Hurricane Sandy Robs Some Delmarva Farmers of A Promising Harvest

Delmarva farmers weren’t directly in the eye of Hurricane Sandy when the storm slammed into the East Coast, but they were awful close.

Most of the Delmarva Peninsula, comprised of Delaware and the Eastern shores of Maryland and Virginia, was just south of where the hurricane came ashore in Cape May, New Jersey. The peninsula is sandwiched between the Atlantic Ocean and the Delaware Bay on the east and the Chesapeake Bay on the west, and is thus susceptible to storm surges.

Before the storm, the area’s farmers had already suffered steep losses on their corn crop, which was stunted by the long summer’s drought. The patches of corn that survived had been harvested early – due partly to the early spring planting, continued drought conditions and high demand from local poultry feeders.
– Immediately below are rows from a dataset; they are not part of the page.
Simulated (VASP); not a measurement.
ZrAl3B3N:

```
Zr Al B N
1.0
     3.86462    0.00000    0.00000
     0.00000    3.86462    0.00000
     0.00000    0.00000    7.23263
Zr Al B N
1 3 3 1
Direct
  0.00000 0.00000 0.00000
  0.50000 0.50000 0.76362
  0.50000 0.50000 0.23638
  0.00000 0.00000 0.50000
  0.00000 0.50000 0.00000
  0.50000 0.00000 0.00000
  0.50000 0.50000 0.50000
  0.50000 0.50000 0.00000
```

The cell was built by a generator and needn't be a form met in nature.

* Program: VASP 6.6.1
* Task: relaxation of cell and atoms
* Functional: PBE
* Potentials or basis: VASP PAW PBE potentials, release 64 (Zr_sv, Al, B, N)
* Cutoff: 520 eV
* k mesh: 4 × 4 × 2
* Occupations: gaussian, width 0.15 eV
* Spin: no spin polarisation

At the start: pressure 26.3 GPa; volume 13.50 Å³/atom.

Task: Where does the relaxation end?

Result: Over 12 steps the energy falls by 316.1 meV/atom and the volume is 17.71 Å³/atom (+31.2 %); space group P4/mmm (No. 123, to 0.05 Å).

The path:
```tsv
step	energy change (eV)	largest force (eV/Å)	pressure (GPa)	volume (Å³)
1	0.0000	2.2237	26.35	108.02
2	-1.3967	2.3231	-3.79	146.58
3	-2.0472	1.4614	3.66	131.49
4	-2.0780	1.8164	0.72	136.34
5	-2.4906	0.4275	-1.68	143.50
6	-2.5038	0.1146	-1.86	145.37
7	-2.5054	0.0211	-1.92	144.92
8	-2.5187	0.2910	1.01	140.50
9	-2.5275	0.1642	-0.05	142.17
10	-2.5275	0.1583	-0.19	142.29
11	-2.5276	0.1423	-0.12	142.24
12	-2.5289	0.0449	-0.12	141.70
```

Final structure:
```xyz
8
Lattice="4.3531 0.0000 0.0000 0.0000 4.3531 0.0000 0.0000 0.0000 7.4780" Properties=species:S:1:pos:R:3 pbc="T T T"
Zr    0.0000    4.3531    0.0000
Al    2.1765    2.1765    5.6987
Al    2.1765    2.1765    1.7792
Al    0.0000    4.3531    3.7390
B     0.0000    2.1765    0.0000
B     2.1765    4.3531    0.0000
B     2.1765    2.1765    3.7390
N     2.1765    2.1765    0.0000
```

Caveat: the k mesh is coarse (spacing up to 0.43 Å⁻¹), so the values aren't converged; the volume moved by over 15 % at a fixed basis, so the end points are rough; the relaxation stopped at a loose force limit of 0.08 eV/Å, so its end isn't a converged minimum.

But the soybean crop was a whole other ball of wax, said crop insurance agent Harry Daisey, who was born and raised on a peninsula farm and lives in Bridgeville, Delaware. Before Sandy’s arrival, the area had received some much-needed, late-season rains, which breathed new life, and new hope, into the soybean crop.

“That’s really the sad part,” said Daisey. “The soybean crop, which had looked sad and shriveled all summer long, received a good shot of rain late in the season, and that sent the soybeans into a whole new growth cycle, with new blooms popping up and plants taking off,” he said. “It really looked promising.”

But then came Sandy. Unfortunately for the area’s farmers, much of their soybean crop was still in the field when the hurricane hit, and “it was literally a hit or miss situation,” said Daisey. Daisey noted that for someone who wants to know the reason why farmers need to purchase crop insurance, it can be summed up in one word: “variability.”

Daisey said that the losses varied greatly from farm to farm, which underscores the value of crop insurance, since it allows each farmer to personalize their risk management plan based on their crops, soil conditions and tolerance to risk.

“Many of the farmers who are closer to the bay had their fields inundated with salt water, which is never good,” he said.

Daisey explained that in addition to suffering damages to their immediate soybean crop, farmers were concerned that the salt water inundation could impact next year’s crop as well. “It all depends on how sandy their soil is and how quickly that salt can be washed out of it,” he added.

One farmer’s entire field was under water, and when the bay finally receded, the field was so waterlogged that the beans fell over. “It’s questionable if the farmer will even be able to harvest that field, given the combination of waterlogged soil and toppled-over plants,” said Daisey.

Daisey also noted that Sandy left the viability of the area’s winter wheat and barley crop in question. “With 10 inches of rain in a very short period of time, if the grain had sprouted already, it might be able to withstand the water,” he said. “Or it might have drowned the young wheat altogether, or it could have just washed it all away.”

The farmers who are determined to get their soybeans out of the field could very well suffer damage to their tractors and other machinery from the disheveled plants and deep mud; costly damages that will not be covered by crop insurance policies. “Those who have been saying that farmers can get rich off of crop insurance have a very shallow understanding of all of the costs of modern agriculture,” said Daisey.

“Both land and equipment are expensive, and when they’re damaged, it’s usually money right out of the farmers’ pockets,” he said.